Retrospective legislation being used to tackle personal bug bears

Maori party politician Hana-Rawhiti Maipi-Clarke is the nation's youngest elected MP. PHOTO:...
Maori party politician Hana-Rawhiti Maipi-Clarke is the nation's youngest elected MP. PHOTO: Supplied
Barriers to Māori representation in local and regional government have been dismantled very slowly over the last decades.

One of the biggest barriers was the old law that required a council to hold a binding referendum on whether there should be Māori ward or constituency if 5% of voters wanted a referendum. Councils could create other kinds of wards or constituencies without a binding referendum.

That was the old law. It was a racist law. Why? Because it was a law that created a barrier only to Māori representation but not to other kinds of representation.

In 2021 the government of the day consulted on the proposal to change the old law. They publicly notified the change options and directly consultation with relevant agencies and councils.

That old law was repealed in time for the 2022 local body elections. Doing so created a level-playing field, so that where a council wanted to created a new seat for any reason the process for doing so was the same regardless of the purpose of the seat. That led to about half of all territorial authorities establishing a Māori ward. There are six Māori constituencies in regional councils and 29 Māori wards in local and district councils.

These wards have all been subject to both community consultation and to council decision-making. Communities, rightly, have had the opportunity to consider, discuss and respond to the plans for new wards, both Māori and general wards.

Councillors have had to engage with their people and consider their views before making a decision. This means the wards have been created in accordance with the law, in consultation with the community and consistently with the principle of equality before the law.

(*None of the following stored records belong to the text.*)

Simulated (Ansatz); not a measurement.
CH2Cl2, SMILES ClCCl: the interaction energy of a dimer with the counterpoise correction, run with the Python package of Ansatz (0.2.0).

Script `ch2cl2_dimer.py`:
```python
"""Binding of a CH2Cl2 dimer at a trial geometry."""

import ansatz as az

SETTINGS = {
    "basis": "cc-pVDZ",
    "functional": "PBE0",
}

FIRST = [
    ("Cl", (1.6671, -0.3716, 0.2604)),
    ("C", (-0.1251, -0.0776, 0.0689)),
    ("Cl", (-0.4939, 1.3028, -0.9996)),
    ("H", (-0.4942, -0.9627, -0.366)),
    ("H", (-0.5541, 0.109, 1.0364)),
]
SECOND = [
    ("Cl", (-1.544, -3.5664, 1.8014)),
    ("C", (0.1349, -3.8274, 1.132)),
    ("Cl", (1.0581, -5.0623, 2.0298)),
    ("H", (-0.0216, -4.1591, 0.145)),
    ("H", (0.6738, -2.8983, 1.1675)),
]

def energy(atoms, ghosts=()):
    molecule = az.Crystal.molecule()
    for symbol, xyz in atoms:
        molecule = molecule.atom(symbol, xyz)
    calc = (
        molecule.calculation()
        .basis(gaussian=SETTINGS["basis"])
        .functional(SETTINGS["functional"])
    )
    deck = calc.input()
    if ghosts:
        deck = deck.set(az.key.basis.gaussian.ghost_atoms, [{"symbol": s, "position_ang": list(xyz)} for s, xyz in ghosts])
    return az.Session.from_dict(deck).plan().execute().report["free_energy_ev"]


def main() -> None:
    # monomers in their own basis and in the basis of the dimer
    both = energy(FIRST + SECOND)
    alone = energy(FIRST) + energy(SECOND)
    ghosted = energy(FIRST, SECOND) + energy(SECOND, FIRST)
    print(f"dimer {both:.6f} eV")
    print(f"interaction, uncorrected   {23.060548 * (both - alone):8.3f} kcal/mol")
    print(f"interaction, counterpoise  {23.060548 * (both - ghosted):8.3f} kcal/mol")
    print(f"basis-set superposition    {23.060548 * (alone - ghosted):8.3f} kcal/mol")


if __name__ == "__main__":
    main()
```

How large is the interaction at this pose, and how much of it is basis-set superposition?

Local Government New Zealand reported that in the 2022 local body elections, more than 140 candidates had put themselves forward for Māori ward and constituency seats across 34 councils. They said this would mean more than 60 new Māori ward councillors across the country. Each one would have been properly elected under the law and, we expect, are representing their communities accordingly.

The present government intends to legislate to retrospectively require new Maōri wards to be subject to a binding referendum before the 2025 council elections. They argue communities should decide whether there is Māori representation. They say if councils don’t want a binding referendum they should abolish the Māori wards.

I, and many others, argue that such retrospective legislation is racist. Why?

Because the government is only imposing the binding referendum obligation over Māori wards and not any other representation decision-making by councils. Because the government is, on one hand, arguing for laws that don’t treat people differently yet imposing a law that will disenfranchise Māori voters.

Legislation that intentionally discriminates a specific group of people based on their ethnicity is racist. It is not as if Māori have extra votes either — they have just one vote for a ward like most others.

The only people that do have multiple votes are those wealthy enough to own properties in multiple council territories.

It is worth noting other concerns with this legislative intention. The coalition government is arguing for greater democratic engagement in local government but not in relation to its own decisions.

It will argue, for instance that the decision to make over 3000 people unemployed, many of whom will be family of those reading this newspaper, was put to the people at the election. Government ministers will say that they are therefore carrying out the will of the people who elected them.

Local government have rightly argued the same in relation to the creation of Māori wards. The territorial authorities consulted their communities first before then deciding whether to create a Māori ward. Then there were elections that put their decisions to the test.

Those elections have not resulted in public pressure to backtrack over Māori wards. The loudest backlash is in fact coming from individual government MPs who don’t like the idea of Māori wards.

But government MPs should not be using their extraordinary legislative power for such petty purposes. Local government has roundly condemned central government’s plan for retrospective legislation as a "complete overreach" of their powers. In short, the MPs’ behaviour is fundamentally anti-democratic.

Communities have pursued the correct, legal and equitable process for establishing Māori wards. Government MPs should not be interfering in this with retrospective legislation.

If they want change they should, like all other people who are citizens of local councils, be organising and campaigning for change at the local level. To use their legislative power for their personal bugbears is an abuse of that legislative power.

 Metiria Stanton-Turei is a law lecturer at the University of Otago and a former Green Party MP and co-leader.